Wish I was a tiger

BY Padmaja Shaw| IN Media Practice | 21/07/2012
Is NDTV trading its role as an independent media organization by plugging into the state's own agenda for legitimacy?
How about a media campaign for the rights of marginalised humans, asks PADMAJA SHAW
In the midst of a week full of sensational events like the Guwahati molestation case, there was something rather ‘cool’ brewing on NDTV – the ‘Save the Tiger Campaign’. It was a 12-hour telethon on Sunday, 15 July. It fielded Prannoy Roy, AmitabhBachchan and several senior NDTV journalists, Chief Ministers of states, policy makers and forest bureaucracy and officials.
During the course of the programme, they were also trying to raise funds for the campaign. It was unlike regular programming. Leisurely in its pace and attempting to entertain through interesting anecdotes,bits of information, and coverage from various states with the main team located at Ranthambore. The show was mounted professionally and inspired a lot of trust. Many friends and colleagues were cheering the fundraising effort with all the good will, since who would not want to make common cause with the national animal, the tiger?
But, even as one was watching with admiration, a visit to the website of the campaign was inevitable. What one saw there was dismaying. It listed two brief points as principal communication to Chief Ministers:
 
- Enhancing protection for these forests not only consolidates the ecological and economic foundation of the state, but would also prevent insurrectionists and terrorists, who are in league with the illegal timber and wildlife trade, from stealing forest wealth, which they are using to buy arms and ammunition and to sustain their cadres engaged in anti-national activities. (Emphasis added)
- It is possible to offer guaranteed employment to all adults living in communities immediately surrounding tiger forests.
The objectives of the campaign, so barely stated, somehow appear to plug into the state’s political agenda of “clear, hold and build”, replacing Salwa Judum with forest bureaucracy and tigers (which may or may not be really saved in the end) as a counter-insurgency strategy. Though the programme provided a good deal of information on the ecological value of preserving wild-life, particularly the tiger, is the channel trading its role as an independent media organization by plugging into the state’s own agenda for legitimacy?
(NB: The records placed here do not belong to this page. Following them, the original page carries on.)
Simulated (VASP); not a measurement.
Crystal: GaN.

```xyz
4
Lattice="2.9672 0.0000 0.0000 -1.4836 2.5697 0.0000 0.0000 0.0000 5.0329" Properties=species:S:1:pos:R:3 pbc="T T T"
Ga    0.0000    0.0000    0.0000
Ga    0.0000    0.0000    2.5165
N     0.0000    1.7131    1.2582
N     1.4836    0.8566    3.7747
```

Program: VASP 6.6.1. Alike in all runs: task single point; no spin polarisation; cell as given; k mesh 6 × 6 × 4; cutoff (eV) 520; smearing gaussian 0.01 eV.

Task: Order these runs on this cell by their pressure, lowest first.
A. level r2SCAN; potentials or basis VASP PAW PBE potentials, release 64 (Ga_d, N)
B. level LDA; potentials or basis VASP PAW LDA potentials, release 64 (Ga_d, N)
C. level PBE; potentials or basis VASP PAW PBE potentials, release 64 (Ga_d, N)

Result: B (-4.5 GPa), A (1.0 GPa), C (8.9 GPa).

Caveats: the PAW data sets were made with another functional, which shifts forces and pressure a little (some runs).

There are of course other objectives listed for the campaign on the website:
· Protect the Protectors: Fill forest Guard vacancies within six months. Give forest guards better working conditions, the best leadership, equipment and training and restore foot patrols.
ï‚· Consolidate Tiger Reserves: Notify buffer zones, protect corridors, stop large scale construction, mining, and damaging projects in and around tiger reserves, divert new highway alignments away from core/critical tiger habitats and restrict traffic from dusk to dawn in existing ones.
ï‚· Resettle Villages from core/critical tiger habitats: This should be quick, fair and voluntary.
ï‚· Compensate livestock deaths quickly: Work with NTCA-recommended independent NGOs to certify eligibility. Make quick and fair payments to prevent poisoning of carcases.
ï‚· Crackdown on poaching: Follow up tight patrolling with speedy convictions and levy punative spot fines and seize vehicles of offenders.
ï‚·Declare tiger reserve buffers as Green Economic Zones (GEZ): All adults living OUTSIDE, within 10 sq km of critical and core critical tiger habitats to be offered livelihoods based on the restoration of the habitat.
None of the objectives are really objectionable in themselves. But an objective like “Resettle villages from core/critical tiger habitats” which should be “quick, fair and voluntary”, does not bode well for the forest communities, who are already subjected to displacement for one reason or another like large dams, national highways, mining and what have you. And is there any evidence of any displacement oftribal communities in India that has been “fair?” It may have been quick, but fair? Green Economic Zones? For whom?
During the show, Mr Bachchan quite earnestly asked the Madhya Pradesh Chief Minister about the rehabilitation and settlement of the displaced tribal communities. Showing that it is no different this time around.
The objectives here seem to push for handing over the forest resources to a “strengthened” forest bureaucracy and to keep the people who have a stake in protecting the forests out of the scheme of things.
Dr Rajesh Gopal, National Tiger Conservation Authority, also repeatedly asserted the need to relocate people from areas “voluntarily” to create “inviolate spaces”. He also speaks of creating legally protected corridors across state borders and to translocate the tigers to newer areas along the forest belt running through India so that the animals are free to roam across borders.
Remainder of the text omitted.